Kimberlite and microscopic diamond found in Montana

A mining official found kimberlite and preliminary test results yielded a microscopic diamond, The Associated Press reports.

If more diamonds are found at the 80-acre site known as the Homestead property, the land could become the state’s first-ever commercial diamond operation and the only working diamond mine in the United States, geologists reportedly said.

Canada currently has the only diamond mines operating in North America.

“It’s once in a lifetime. You just don’t find things like that every day,” Tom Charlton, an official with Delta Mining and Exploration Corp., told the AP. The Kentucky-based firm plans to begin large-scale exploration of the central Montana site next month.

What makes this latest discovery unique is it’s believed to be the first diamond ever found in Montana that was created here, rather than dropped in the state by a retreating glacier or other means. And accessibility makes the property so appealing, officials reportedly said.
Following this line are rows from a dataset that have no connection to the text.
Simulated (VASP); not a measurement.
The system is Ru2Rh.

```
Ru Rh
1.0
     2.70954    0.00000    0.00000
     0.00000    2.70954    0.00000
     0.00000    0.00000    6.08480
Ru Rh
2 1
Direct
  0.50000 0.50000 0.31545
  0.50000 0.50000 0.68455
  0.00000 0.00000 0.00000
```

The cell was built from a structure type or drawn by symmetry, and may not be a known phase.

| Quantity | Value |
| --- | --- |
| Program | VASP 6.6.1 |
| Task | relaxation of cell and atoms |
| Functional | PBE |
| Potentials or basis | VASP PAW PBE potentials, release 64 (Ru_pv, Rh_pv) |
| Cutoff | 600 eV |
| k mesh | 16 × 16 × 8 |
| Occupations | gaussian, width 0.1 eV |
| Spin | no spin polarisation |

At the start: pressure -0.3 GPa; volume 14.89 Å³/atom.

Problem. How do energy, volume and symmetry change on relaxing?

Normally, it takes years to find underlying kimberlite deposits, let alone diamonds. But on the ranch site southeast of Lewistown, the kimberlite is exposed, pushed to the surface by high-speed gas millions of years ago, David W. Baker, an earth scientist who lives about 100 miles from the site, told the AP.

That accessibility, Charlton reportedly said, should cut excavation costs and lessen any damage to the prairie and the small, vacant cabin on the site.

Though rare, diamonds aren’t unheard of in Montana. Prospectors have plucked the gems from stream beds and glacial valleys for years — most notably the 14-carat Lewis and Clark diamond found at the base of a steep slope near Craig in 1990.

Delta Mining got permission from the landowner to explore the site several years ago. But the firm is only now getting together the estimated $700,000 needed for larger soil samples, Delta chief executive Barry Rayment reportedly said. More tests are planned in coming months.

Although the odds of a major find are stacked against them, Rayment reportedly said he believes the site, and possibly others in Montana, stand a good chance of producing commercial-grade diamonds.

Montana, Wyoming, and Colorado are all known to have the right kind of geology for diamonds. Northern Colorado was home to the country’s only working diamond mine, Kelsey Lake, until its closure several years ago because of legal troubles.

Delta Mining has rights to explore five other Montana properties totaling more than 7,500 acres, but is currently focusing on the Homestead property, which has the most potential, Rayment reportedly said.